Product pitchman Mays remembered as natural seller
Associated Press Writer
MCKEES ROCKS, Pa. – References to television pitchman Bill Mays’ trademark image were everywhere at his funeral Friday near Pittsburgh.
Most mourners wore stickers showing a cartoon image of his distinctive bearded face. The six pallbearers eschewed suits and instead wore bright blue button-down shirts like the ones Mays wore on TV. At the conclusion of the ceremony, they gave a “thumbs up,” just as Mays did at the end of one of his commercials.
Mays, whose high-energy hawking turned products like OxiClean from infomercial curiosities into mainstream successes, was remembered as a pop culture icon who never forgot his hometown or spiritual roots.
“He sold more OxiClean than Andy Warhol sold Campbell’s Soup,” cousin Dean Panizzi said in eulogizing Mays and comparing him to the Pittsburgh-born pop artist who turned soup cans into works of art.
Panizzi’s 20-minute eulogy evoked everything from memories of their childhood together – complete with a Christmas Eve remembrance of their parents ringing sleigh bells outside – to Mays’ devout Christian faith. Panizzi recited various lines Mays made famous, including “Life’s a pitch, and then you buy” and drew a standing ovation parroting Mays’ signature introduction, “Hi, Billy Mays here.”

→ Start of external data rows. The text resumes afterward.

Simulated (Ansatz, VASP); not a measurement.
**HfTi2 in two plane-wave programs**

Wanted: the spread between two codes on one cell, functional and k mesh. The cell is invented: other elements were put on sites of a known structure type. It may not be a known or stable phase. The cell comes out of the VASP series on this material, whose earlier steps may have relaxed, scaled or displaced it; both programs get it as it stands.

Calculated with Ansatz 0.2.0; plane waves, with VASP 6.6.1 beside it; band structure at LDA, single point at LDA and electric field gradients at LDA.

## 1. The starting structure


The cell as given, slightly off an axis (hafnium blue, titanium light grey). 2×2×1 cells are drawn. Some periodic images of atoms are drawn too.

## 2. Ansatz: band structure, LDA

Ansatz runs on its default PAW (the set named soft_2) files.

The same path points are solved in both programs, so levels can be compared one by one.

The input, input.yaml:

Hundreds of mourners packed the black brick, gothic Catholic church in the suburb of McKees Rocks, where Mays was raised, to remember the popular pitchman. Mays developed his style demonstrating knives, mops and other “As Seen on TV” gadgets on Atlantic City’s boardwalk and worked for years as a hired gun on the state fair and home show circuits, attracting crowds with his booming voice and genial manner.
Mays got his start on TV on the Home Shopping Network and then branched out into commercials and infomercials. He developed such a strong following that he became the subject of a reality TV series, Discovery Channel’s “Pitchmen.”
“Pitchmen” creator and executive producer Chris Wilson said the outsized personality that earned Mays a place in the pop culture lexicon was paired with an innate ability to reach viewers.
“Billy had an amazing way of just making you believe that everything he said was true,” Wilson said Friday. “He didn’t sell you, he told you.”
The likable personality Mays presented on TV viewers existed in real life, too, Wilson said.
“As great as a pitch man Billy was, he was an even better man and an even better individual,” he said.
Outside the funeral, a company owned by fellow “Pitchmen” star Anthony Sullivan handed out the shiny stickers bearing a caricature of Mays’ face.
Mays hawked everything from the Wash-matik, a device for pumping water from a bucket to wash cars, to Orange Glo, an environmentally friendly cleaner. Sporting a jet-black beard and coupling high-energy demonstrations with booming pitches, Mays always seemed ready to jump off the screen.
Joanne Barthurst’s son graduated from high school with Mays and she watched the funeral procession from her porch across the street. She said Mays’ strong ties to his hometown are what made him great. He remained Everyman, even though he was one of the most visible people in the country.
“Watching him on TV and everything like that, his infomercials and stuff, even though he wasn’t around you still felt like you had some ties because he was a McKees Rocks boy,” she said.
Mays is believed to have died of a heart attack in his sleep June 28 at his home in Tampa, Fla., but further tests are needed to be sure of the cause of death.